Do Inches Matter?

Do Inches Matter???

                Often times I observe teams raise and lower their jump heights mid tourney or even mid race.  Typically, the more experienced dogs after the first heat have adjusted and start to smooth out.  When handlers see that their dogs don’t seem to have trouble switching heights they assume its fine to switch up and down whenever the team requires it.  What is the handler observing that leads them to this conclusion?  Is it the way the dog jumps? Number of Strides? Turns on the box? Or is it just good enough that the dog completed the course without making any mistakes or smashing any of the jumps?  Do adding/ subtracting inches really matter? In my opinion......They suuure do!

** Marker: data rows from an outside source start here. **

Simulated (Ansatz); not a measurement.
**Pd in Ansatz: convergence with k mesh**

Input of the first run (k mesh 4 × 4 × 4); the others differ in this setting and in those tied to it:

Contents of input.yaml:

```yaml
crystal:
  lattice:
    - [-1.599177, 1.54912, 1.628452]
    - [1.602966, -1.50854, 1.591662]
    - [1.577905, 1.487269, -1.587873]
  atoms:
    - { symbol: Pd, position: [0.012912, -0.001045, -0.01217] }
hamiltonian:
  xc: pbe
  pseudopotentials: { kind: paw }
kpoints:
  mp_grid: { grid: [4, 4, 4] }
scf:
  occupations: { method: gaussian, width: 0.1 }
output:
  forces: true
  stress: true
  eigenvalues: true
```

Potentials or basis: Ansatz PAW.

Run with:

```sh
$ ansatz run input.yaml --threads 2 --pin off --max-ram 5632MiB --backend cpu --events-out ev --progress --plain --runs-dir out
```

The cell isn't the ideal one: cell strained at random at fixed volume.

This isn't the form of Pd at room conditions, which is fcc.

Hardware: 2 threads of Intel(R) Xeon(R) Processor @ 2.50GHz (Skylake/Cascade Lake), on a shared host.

                If we take a look at the flyball course you will notice many elements stay constant.  The start line is 6 feet from the first jump, the jumps are all 10 feet apart, the last jump 15ft from the box and the box size and ball position is always the same.  Now this seems insignificant to us however it plays a huge role in how our dogs run the course.  With enough experience and training the dog stride the jumps and approach the box with not much thought because everything is always the same.  No unexpected extra jumps to take, No course directional changes or even the handler movements are the same.  Knowing this the brain eventually doesn’t have to calculate every movement and deliver the information to the muscles to perform, instead, it becomes second nature and muscle memory comes into effect.  When a movement is repeated over time, a long-term muscle memory is created for that task, eventually allowing it to be performed without conscious effort.  In order for our dogs to run to their full potential and as efficiently as possible muscle memory is a must.

                  So where am I going with this?  Let’s look at the training history of a flyball dog.  Often they are started with ground work at a young age and taught to run the jumps where take-offs and landings stay constant.  They are also encouraged to only take one stride between the jumps.  As they develop and get older we slowly raise the height of the jump until the dog is at the jump height he will run in a tournament.  By the time they run in a tournament muscle memory is already working.  Now let’s say the dog runs the same height for the first 6 months of his career.  That's 6 months where the course never varies aside from its location.  Now all of the sudden you are mid tournament and your 8" height dog goes down and all you have are a 10" replacement listed.  So you bump your jump heights up in order to remain in the tournament and keep the winning streak going.  Here is where the problem begins.  You know the height was raised, the box loader knows, the other handlers know and even perhaps the other team notices too, the only one who doesn't know is your dog.  To them everything looks the same.  Their brain and body plan to run the course as usual with the same take-offs, landings, and elevation.   It’s not like you whispered in his ear "oh just so you are prepared,  we are running 10" now so raise your feet 2" more than you have been over the past 6 months.  Thanks now GO!" If only it were so easy.   Guess when your dog learns the height has changed? He notices usually after he has already launched for the first jump.  Yikes!  This can cause many problems in your dog’s performance.  He could crash the jumps, it could change where he lands before the box and therefore affects his take-off point to hit the box which can cause a bobble or a smash, it could cause him to tuck his feet up on jump 2 and 3 heading to the box and lastly it gives them a different picture of the dogs they are running into.  All of these possible outcomes feed into ours dogs confidence and makes our dog's brain ask questions.  This all leads to our dogs slowing down having to adjust to all the changes that a 2" increase has caused. 

                But not only are the dogs affected.  The handlers all have to adjust as well.  Passing becomes more difficult because the dogs are slower and are not comfortable in the way they run.  The change makes it harder to gauge your pass release window.  This could lead to a handler letting go at their usual spot and risk a possible collision.  Clearly this becomes a HUGE safety concern.

                When a height dog on a Rocket Relay team goes down this is what we do if we don't have a spare height dog of equal measure.  The team is pulled.  Whenever a team of dogs need to go up in height it is done over weeks of practices and conditioning through power jumping before they can even compete at their next tournament.  Doesn't matter the speed of the dog or the size of the dog it’s all done the same way.  Decreases in height tend to be less risky however I still recommend giving your dog a chance to practice before just throwing them in. 

                Just a simple example, when our A-team decided to use a 10" height dog rather than our 9" one it took over 6 months before our dogs started running their usual times consistently.  That was 6 months of tournaments, practices, and power jumping. 

                So keep all of the above in mind when you are preparing for a tournament.  It will allow your dog do run as efficiently and safely as possible.  It makes a big difference.